DISCO BOY
(director/writer: Giacomo Abbruzzese; cinematographer: Helene Louvart; editors: Fabrizio Federico, Ariane Boukerche, Giacomo Abbruzzese; music: Vitalic; cast: Laetitia Ky (Udoka), Franz Rogowski (Aleksei/Alex), Michal Balicki (Mikhail), More Ndiaye (Jomo), Leon Lucev (Paul), Matteo Olivetti (Francesco), Robert Więckiewicz (Gavril); Runtime: 92; MPAA Rating: NR; producers: Lionel Massol, Pauline Seigland; Big World Pictures; 2023-(France-Italy-Belgium-Poland-in French, Russian, Polish, Igbo with English subtitles)
“A narrative where the dream-like journey is the thing.”
Reviewed by Dennis Schwartz
The Italian director Giacomo Abbruzzese makes his debut memorable in this lively French Foreign Legion film, whose theme is finding one’s identity for a man always on the move. It’s divided into 3 chapters, showing the protagonist changing himself while in different locations.
Aleksei (Franz Rogowski, German actor) is from Belarus. He comes to Poland by bus on a tourist visa with his pal Mikhail (Michal Balicki) and a few other countrymen. Aleksei and Mikhail sneak off the bus and hitch a ride west with a truck driver. Eight days later in Paris as illegal migrants, they join the French Foreign Legion, with Aleksei using the name Alex as he opts for a five year recruitment stint so he can become a French citizen.

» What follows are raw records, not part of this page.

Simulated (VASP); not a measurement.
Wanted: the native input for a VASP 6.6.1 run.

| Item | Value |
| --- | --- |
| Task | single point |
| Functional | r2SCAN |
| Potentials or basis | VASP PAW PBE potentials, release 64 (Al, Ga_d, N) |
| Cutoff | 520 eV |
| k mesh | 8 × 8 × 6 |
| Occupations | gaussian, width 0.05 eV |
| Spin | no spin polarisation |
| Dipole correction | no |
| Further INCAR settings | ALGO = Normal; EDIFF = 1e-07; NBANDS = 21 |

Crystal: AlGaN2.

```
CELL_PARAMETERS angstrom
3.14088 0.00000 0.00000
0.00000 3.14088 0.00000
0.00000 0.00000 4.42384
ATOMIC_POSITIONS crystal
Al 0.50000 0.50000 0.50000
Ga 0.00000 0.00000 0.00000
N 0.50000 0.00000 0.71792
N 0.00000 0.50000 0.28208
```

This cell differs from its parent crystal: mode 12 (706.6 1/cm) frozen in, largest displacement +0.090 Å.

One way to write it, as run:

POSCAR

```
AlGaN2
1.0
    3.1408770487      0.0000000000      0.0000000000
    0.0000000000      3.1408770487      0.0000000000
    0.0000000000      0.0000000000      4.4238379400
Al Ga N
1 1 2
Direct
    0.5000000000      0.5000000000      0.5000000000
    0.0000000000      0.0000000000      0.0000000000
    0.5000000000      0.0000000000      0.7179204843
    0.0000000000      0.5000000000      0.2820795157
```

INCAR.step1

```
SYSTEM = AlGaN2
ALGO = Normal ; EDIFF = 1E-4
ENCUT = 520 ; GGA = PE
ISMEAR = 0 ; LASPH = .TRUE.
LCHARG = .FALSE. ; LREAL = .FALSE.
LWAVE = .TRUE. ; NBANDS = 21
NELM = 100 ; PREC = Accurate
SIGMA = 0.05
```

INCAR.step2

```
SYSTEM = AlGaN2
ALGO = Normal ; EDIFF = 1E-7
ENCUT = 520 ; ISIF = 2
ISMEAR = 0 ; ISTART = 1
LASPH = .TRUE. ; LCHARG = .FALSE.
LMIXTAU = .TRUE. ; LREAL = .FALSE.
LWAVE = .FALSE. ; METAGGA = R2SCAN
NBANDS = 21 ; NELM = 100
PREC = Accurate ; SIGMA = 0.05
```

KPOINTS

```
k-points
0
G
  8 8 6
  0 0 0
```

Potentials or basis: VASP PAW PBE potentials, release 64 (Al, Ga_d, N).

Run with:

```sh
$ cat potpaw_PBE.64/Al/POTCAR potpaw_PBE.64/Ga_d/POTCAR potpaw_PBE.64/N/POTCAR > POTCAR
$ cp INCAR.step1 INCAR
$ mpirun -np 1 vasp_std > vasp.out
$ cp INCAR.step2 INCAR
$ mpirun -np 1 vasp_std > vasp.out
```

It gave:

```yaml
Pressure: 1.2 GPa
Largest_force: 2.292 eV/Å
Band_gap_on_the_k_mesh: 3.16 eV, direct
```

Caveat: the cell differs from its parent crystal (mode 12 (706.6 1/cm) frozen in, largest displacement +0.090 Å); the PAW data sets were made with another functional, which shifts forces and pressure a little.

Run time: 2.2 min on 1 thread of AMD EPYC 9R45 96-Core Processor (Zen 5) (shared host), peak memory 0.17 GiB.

Alex survives a brutal basic training under the indifferent commander (Leon Lucev), and his unit
gets sent to Nigeria to rescue French hostages, as it fights for the Big Oil exploiters over the natives.
On the mission the unit gets into a gunfight with freedom fighter Jomo (More Ndiaye) and his sister Udoka (Laetitia Ky), who lead an insurgent paramilitary group in the Niger Delta and are holding the hostages.
The battle scene during a nighttime raid by the Legionnaires is beautifully shot in the legionnaires’ infrared goggles.
Back in Paris with his victorious unit, Chapter 3 opens on the dance floor, where Alex is overcome by his memories, and immerses himself in thoughts about Jomo and his dream to be a nightclub dancer, a “disco boy,” if born as a privileged white man (the reason for the title).
It’s fair to compare Abbruzzese’ French Foreign Legion film with the masterpiece Legion film made by Clair Denis, the 1999 “Beau Travail,” even if this provocative version, a harrowing mood piece, is more promising than on that level of scope.
Adding more excitement to a narrative where the dream-like journey is the thing, is the mesmerizing Rogowski performance, the throbbing electronic score by Vitalie and the imaginative photography by the DP Helene Louvart.
It played at the Berlin Film Festival.